/log-analysis

Udacity FSND - project 1

Primary LanguagePython

Log Analysis

This is my solution for project no 1 of Udacity Full Stack Web Developer Nanodegree.

Description

This is a reporting tool which consists of a python script that runs some SQL commands against the news database.

The news database contains information about articles as well as the web server logs for the site. The log has a database row for each time a reader loaded a web page. The reporting tool answers following questions about the site's user activity:

  1. What are the most popular three articles of all time?

  2. Who are the most popular article authors of all time?

  3. On which days did more than 1% of requests lead to errors?

Instructions

This project is designed to run with python version 2.7.

  1. Clone the project and navigate to the project directory.
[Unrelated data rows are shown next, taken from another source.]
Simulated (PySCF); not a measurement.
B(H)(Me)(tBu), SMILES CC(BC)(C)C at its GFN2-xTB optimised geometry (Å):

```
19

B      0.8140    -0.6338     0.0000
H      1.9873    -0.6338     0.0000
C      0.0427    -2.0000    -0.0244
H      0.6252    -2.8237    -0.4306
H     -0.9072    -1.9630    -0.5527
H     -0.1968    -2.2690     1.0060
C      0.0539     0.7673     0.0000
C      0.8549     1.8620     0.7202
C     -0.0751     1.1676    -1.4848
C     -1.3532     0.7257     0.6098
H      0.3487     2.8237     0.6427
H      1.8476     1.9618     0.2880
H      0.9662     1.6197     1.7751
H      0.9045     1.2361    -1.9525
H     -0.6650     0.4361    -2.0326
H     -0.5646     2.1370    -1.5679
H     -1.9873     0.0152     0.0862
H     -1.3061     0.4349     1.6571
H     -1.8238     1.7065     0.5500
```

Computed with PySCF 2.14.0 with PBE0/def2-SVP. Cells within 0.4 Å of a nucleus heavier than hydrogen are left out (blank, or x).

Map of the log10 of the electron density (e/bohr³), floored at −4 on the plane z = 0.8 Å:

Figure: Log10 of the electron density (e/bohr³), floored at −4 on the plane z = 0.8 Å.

  2. Set up the news database by downloading the newsdata.sql (from Udacity) and load the data by running:

    psql -d news -f newsdata.sql

  3. Before running the tool a few views need to be added to the database. You can import these using the views.sql file provided by running:

    psql -d news -f views.sql

    Or you can run them manualy, the commands are:

    create view top_three_articles as
    select title, count (log.time) as num from log, articles
    where path = concat('/article/', slug)
    and status = '200 OK'
    group by title
    order by num desc
    limit 3;
    
    create view most_popular_authors as 
    select name, count(log.time) as num from authors, articles, log
    where author = authors.id
    and path = concat('/article/', slug)
    and status = '200 OK'
    group by authors.name
    order by num desc;
    
    create view more_than_one_percent_errors as
    select date(time) as log_date, round(count(errlog.id) * 100 /count(log.id)::decimal, 2) as perc
    from log left join (select id from log where status LIKE '4%' or status LIKE '5%') as errlog
    on log.id = errlog.id
    group by log_date
    having round(count(errlog.id) * 100 /count(log.id)::decimal, 2) > 1;
    
  4. Once all the views are ready, run the following command:

    python log-analysis.py